Advanced Structural Technologies to Deliver Parts for SpaceX's Starlink Satellites
Oxnard, Calif. - Elon Musk’s SpaceX Starlink system will be a constellation of communication satellites that are designed to provide high-speed broadband internet access around the entire globe. The project is slated for a 2020 launch of operations in a limited capacity. The goal of the system is to provide affordable internet access globally, especially to mid to low-population (rural) areas that have never had access to the internet before. Advanced Structural Technologies is proud to announce that the company will be providing pre-form cylinder liners that will be used in the fueling of both the rocket and the micro-satellites for the project.

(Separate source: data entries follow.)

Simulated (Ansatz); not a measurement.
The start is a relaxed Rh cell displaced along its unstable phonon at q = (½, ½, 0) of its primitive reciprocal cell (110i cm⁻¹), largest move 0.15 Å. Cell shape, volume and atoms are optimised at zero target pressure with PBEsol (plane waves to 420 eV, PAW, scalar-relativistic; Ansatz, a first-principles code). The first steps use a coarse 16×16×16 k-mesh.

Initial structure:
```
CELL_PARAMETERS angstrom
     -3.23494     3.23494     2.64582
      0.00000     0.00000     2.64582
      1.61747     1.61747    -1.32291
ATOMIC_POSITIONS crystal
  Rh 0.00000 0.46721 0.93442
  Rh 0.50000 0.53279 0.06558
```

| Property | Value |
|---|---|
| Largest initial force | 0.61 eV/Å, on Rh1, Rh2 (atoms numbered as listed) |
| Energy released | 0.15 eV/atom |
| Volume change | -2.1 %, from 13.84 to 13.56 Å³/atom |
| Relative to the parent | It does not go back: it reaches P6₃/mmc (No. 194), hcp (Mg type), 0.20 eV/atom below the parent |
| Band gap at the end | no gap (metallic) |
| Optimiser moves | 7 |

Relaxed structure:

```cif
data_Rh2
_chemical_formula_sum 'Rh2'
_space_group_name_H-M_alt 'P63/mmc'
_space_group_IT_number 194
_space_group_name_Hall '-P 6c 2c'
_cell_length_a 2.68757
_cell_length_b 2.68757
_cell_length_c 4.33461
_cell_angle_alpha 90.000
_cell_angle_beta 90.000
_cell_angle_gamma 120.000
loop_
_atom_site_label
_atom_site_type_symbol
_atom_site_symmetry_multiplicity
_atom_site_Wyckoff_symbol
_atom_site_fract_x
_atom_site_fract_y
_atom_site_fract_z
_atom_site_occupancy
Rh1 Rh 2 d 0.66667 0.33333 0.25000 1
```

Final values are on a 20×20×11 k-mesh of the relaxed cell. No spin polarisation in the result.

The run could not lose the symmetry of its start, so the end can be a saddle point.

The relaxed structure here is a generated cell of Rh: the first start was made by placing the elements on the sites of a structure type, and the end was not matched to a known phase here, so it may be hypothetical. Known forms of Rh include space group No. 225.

The project follows in the footsteps of SpaceX’s first ever partner, Iridium, also a satellite telecommunications company. However, Iridium only has a fleet of 81 (75 for orbit, the rest as back-ups) satellites, whereas SpaceX plans to launch 12,000 for their satellite constellation, making SpaceX’s endeavor the largest planned constellation in history. In February 2018, the company launched two Microsat-2 test satellites for the constellation, dubbed Tintin A and Tintin B. They are the first two of the FCC-approved 4,425 satellites to be launched and SpaceX has granted authority by the FCC to use frequencies in the Ka (20/30 GHz) and Ku (11/14 GHz) bands to provide global Internet connectivity. SpaceX has six years to launch half of it’s first 4,425 planned satellites, or face a freeze on the number of satellites they’re allowed to launch into low-Earth orbit. In total, SpaceX will have nine years to launch all of the satellites into their low-earth, non-geostationary orbits. Furthermore, concern from NASA and the FCC about the sheer number of satellites to be launched placed a strict deorbiting regulation upon SpaceX, asking for over 90% reliability of being able to deorbit the satellites. SpaceX responded to the concern, noting that the satellites would be deorbited within a year of completion of their mission. The regulation was placed upon them due to the growing concerns about space trash; the dead satellites, abandoned rocket bodies and other debris (including live satellites) that surround our planet. Currently, there are an estimated 500,000 or so smaller orbital debris (between one and 10 centimeters in diameter) and about 21,000 larger pieces (larger than 10 centimeters) spinning around Earth, according to NASA’s Orbital Debris Program Office. 4,256 of these objects are human-made satellites orbiting the Earth, of which about 1,149 are still working. Most of these are fairly small, ranging from tiny CubeSats that are only four inches on each side to communications satellites that can be over 100 feet long.
While final design is unknown, SpaceX has released (via the FCC) details of its test units launched in February. The following was stated by SpaceX about the test units, according to their FCC application:
“The primary structure for the Microsat-2a and -2b test spacecraft will be a box design measuring 1.1m x 0.7m x 0.7m (3.6ft x 2.3ft x 2.3ft) and carries the spacecraft flight computer, power system components, attitude determination and control components, propulsion components, GPS receiver, and broadband, telemetry, and command receivers and transmitters. The primary bus is mounted on the payload truss system, which also carries communications panels, inter-satellite optical link transmitters and receivers, star trackers, and a telemetry antenna. There are two 2x8 meter (6.56ft x 26.24ft) solar panels. Each demonstration spacecraft has a total mass of approximately 400kg (881.849 lbs). The attitude of each spacecraft is 3-axis stabilized, and is dynamically controlled over each orbit to maintain attitude position for two pointing modes of operation: broadband antenna (antennas to nadir for testing) and solar array (solar arrays facing sun for charging). Power is provided by solar panels designed to deliver sufficient power at the predicted end of spacecraft life to not impair any test objectives. The Thermal Control System ensures that components are kept within operational temperature ranges.” The satellites are said to have an operational lifespan of between five to seven years.